Smart way to delete tuples

Question

I having a list of tuple as describes below (This tuple is sorted in decreasing order of the second value):

from string import ascii_letters
myTup = zip (ascii_letters, range(10)[::-1])
threshold = 5.5

>>> myTup
[('a', 9), ('b', 8), ('c', 7), ('d', 6), ('e', 5), ('f', 4), ('g', 3), ('h', 2), \
('i', 1), ('j', 0)]

Given a threshold, what is the best possible way to discard all tuples having the second value less than this threshold.

I am having more than 5 million tuples and thus don't want to perform comparison tuple by tuple basis and consequently delete or add to another list of tuples.

Answer 1

Since the tuples are sorted, you can simply search for the first tuple with a value lower than the threshold, and then delete the remaining values using slice notation:

index = next(i for i, (t1, t2) in enumerate(myTup) if t2 < threshold)
del myTup[index:]

As Vaughn Cato points out, a binary search would speed things up even more. bisect.bisect would be useful, except that it won't work with your current data structure unless you create a separate key sequence, as documented here. But that violates your prohibition on creating new lists.

Still, you could use the source code as the basis for your own binary search. Or, you could change your data structure:

>>> myTup
[(0, 'a'), (1, 'b'), (2, 'c'), (3, 'd'), (4, 'e'), (5, 'f'), 
 (6, 'g'), (7, 'h'), (8, 'i'), (9, 'j')]
>>> index = bisect.bisect(myTup, (threshold, None))
>>> del myTup[:index]
>>> myTup
[(6, 'g'), (7, 'h'), (8, 'i'), (9, 'j')]

The disadvantage here is that the deletion may occur in linear time, since Python will have to shift the entire block of memory back... unless Python is smart about deleting slices that start from 0. (Anyone know?)

Finally, if you're really willing to change your data structure, you could do this:

[(-9, 'a'), (-8, 'b'), (-7, 'c'), (-6, 'd'), (-5, 'e'), (-4, 'f'), 
 (-3, 'g'), (-2, 'h'), (-1, 'i'), (0, 'j')]
>>> index = bisect.bisect(myTup, (-threshold, None))
>>> del myTup[index:]
>>> myTup
[(-9, 'a'), (-8, 'b'), (-7, 'c'), (-6, 'd')]

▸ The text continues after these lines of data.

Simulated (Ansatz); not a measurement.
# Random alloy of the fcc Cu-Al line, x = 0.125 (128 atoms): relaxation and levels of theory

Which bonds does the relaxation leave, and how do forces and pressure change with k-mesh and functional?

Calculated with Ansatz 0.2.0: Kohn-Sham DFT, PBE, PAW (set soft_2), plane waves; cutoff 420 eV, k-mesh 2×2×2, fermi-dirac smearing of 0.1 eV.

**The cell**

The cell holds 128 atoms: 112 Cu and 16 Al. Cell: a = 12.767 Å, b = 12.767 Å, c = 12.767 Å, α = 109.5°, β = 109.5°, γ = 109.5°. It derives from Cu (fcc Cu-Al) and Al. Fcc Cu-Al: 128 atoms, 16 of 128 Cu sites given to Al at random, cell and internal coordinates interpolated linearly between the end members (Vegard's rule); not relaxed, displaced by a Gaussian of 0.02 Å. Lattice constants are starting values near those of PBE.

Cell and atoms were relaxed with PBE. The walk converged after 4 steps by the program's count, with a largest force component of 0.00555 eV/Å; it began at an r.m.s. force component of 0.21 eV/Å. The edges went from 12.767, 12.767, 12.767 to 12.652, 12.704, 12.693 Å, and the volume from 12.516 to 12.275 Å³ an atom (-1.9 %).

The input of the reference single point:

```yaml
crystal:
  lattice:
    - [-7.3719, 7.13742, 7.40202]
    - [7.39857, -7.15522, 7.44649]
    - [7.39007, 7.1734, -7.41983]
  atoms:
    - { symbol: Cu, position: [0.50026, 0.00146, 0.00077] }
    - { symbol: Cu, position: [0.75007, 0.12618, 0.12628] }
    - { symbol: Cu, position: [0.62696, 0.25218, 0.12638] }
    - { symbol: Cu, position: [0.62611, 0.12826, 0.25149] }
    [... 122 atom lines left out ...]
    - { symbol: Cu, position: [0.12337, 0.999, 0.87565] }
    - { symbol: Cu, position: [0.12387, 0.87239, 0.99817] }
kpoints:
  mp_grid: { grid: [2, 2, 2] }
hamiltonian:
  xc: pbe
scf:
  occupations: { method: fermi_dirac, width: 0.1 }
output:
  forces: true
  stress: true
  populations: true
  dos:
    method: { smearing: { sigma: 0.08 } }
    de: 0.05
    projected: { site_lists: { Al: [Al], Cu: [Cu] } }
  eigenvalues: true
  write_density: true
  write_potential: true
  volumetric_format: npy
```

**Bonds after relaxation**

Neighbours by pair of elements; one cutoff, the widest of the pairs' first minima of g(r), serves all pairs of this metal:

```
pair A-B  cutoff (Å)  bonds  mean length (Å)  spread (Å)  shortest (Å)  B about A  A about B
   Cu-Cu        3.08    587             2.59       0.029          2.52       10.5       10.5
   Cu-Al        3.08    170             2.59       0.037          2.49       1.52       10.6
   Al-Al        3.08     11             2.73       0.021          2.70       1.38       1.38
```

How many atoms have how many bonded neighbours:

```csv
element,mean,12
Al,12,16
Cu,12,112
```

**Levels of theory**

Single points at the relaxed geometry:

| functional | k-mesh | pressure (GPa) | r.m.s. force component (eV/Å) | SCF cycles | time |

(Note that Python 3 will complain about the None comparison, so you could use something like (-threshold, chr(0)) instead.)

My suspicion is that the linear time search I suggested at the beginning is acceptable in most circumstances.

Answer 2

Here's an exotic approach that wraps the list in a list-like object before performing bisect.

import bisect

def revkey(items):
    class Items:
        def __getitem__(self, index):
            assert 0 <= index < _len
            return items[_max-index][1]
        def __len__(self):
            return _len
        def bisect(self, value):
            return _len - bisect.bisect_left(self, value)
    _len = len(items)
    _max = _len-1
    return Items()

tuples = [('a', 9), ('b', 8), ('c', 7), ('d', 6), ('e', 5), ('f', 4), ('g', 3), ('h', 2), ('i', 1), ('j', 0)]

for x in range(-2, 12):
    assert len(tuples) == 10
    t = tuples[:]
    stop = revkey(t).bisect(x)
    del t[stop:]
    assert t == [item for item in tuples if item[1] >= x]

Answer 3

Maybe a bit faster code than of @Curious:

newTup=[]
for tup in myTup:
    if tup[1]>threshold:
        newTup.append(tup)
    else:
        break

Because the tuples are ordered, you do not have to go through all of them.

Another possibility would also be, to use bisection, and find the index i of last element, which is above threshold. Then you would do:

newTup=myTup[:i]

I think the last method would be the fastest.

Answer 4

Given the number of tuples you're dealing with, you may want to consider using NumPy.

Define a structured array like

my_array= np.array(myTup, dtype=[('f0',"|S10"), ('f1',float)])

You can access the second elements of your tuples with myarray['f1'] which gives you a float array. Youcan know use fancy indexing techniques to filter the elements you want, like

my_array[myarray['f1'] < threshold]

keeping only the entries where your f1 is less than your threshold..

Answer 5

You can also use itertools e.g.

from itertools import ifilter
iterable_filtered = ifilter(lambda x : x[1] > threshold, myTup)

If you wanted an iterable filtered list or just:

filtered = filter(lambda x: x[1] > threshold, myTup)

to go straight to a list.

I'm not too familiar with the relative performance of these methods and would have to test them (e.g. in IPython using %timeit).